Reading /dev/urandom is slow because it uses the kernel prng and depletes your system entropy. It is not meant to provide a continuous stream of pseudo-random numbers; it is meant to seed other prngs.
http://linux.die.net/man/4/random
http://www.google.com/search?q=dev+urandom+slow
Hi Travis,
True, but it will work in a pinch, and is reasonably easy to remember, but if not pressed for time I would probably use one of the last two approaches that I mentioned.
Use the smiley of death (:> some-file) instead of ‘cat /dev/null > some-file’ to truncate it.
Hehe, smiley of death – I like it, thanks for sharing that.
On Windows, use
fsutil file createnew “desired_file_name” file_size
Hey Peter, I was hoping someone would share some windows ways to do this, thanks.
@ jon and alan:
Smiley of death is a nice term, hadn’t come across it before.
In that, the colon is a do-nothing command (that returns true, BTW) and the rest of the line is the redirection. But even that can be made shorter – although by just 1 character :) , just use:
> file.txt
Odd though it may seem, that’s a legal shell command.
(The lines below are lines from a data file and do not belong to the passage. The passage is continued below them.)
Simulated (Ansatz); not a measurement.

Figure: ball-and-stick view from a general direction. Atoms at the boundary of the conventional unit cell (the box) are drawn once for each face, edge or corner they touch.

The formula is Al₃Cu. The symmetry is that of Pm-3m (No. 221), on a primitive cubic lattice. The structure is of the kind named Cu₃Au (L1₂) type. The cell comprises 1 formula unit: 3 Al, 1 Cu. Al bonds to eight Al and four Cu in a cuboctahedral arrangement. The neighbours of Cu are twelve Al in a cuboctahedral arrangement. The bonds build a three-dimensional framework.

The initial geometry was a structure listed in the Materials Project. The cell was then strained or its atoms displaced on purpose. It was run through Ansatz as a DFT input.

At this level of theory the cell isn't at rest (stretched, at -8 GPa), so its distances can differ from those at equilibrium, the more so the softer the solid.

Thinking mathematically, one could say that “a zero-length or null command is also a command” :), so the shell allows it …
- Vasudev
And related to the above, a shorter way of writing an infinite while loop in the shell, is, instead of this:
while true
do
# commands
done
to use this:
while :
do
# commands
done
Works for the same reason as stated in my previous comment above; the : (colon) command is a do-nothing (shell built-in) command that returns true as its exit code, but is faster to run than the “true” command that does the same, but “true” is an actual binary (executable file) on disk, and hence (except for caching) has to be loaded into memory each time through the while loop, leading to a small overhead.
- Vasudev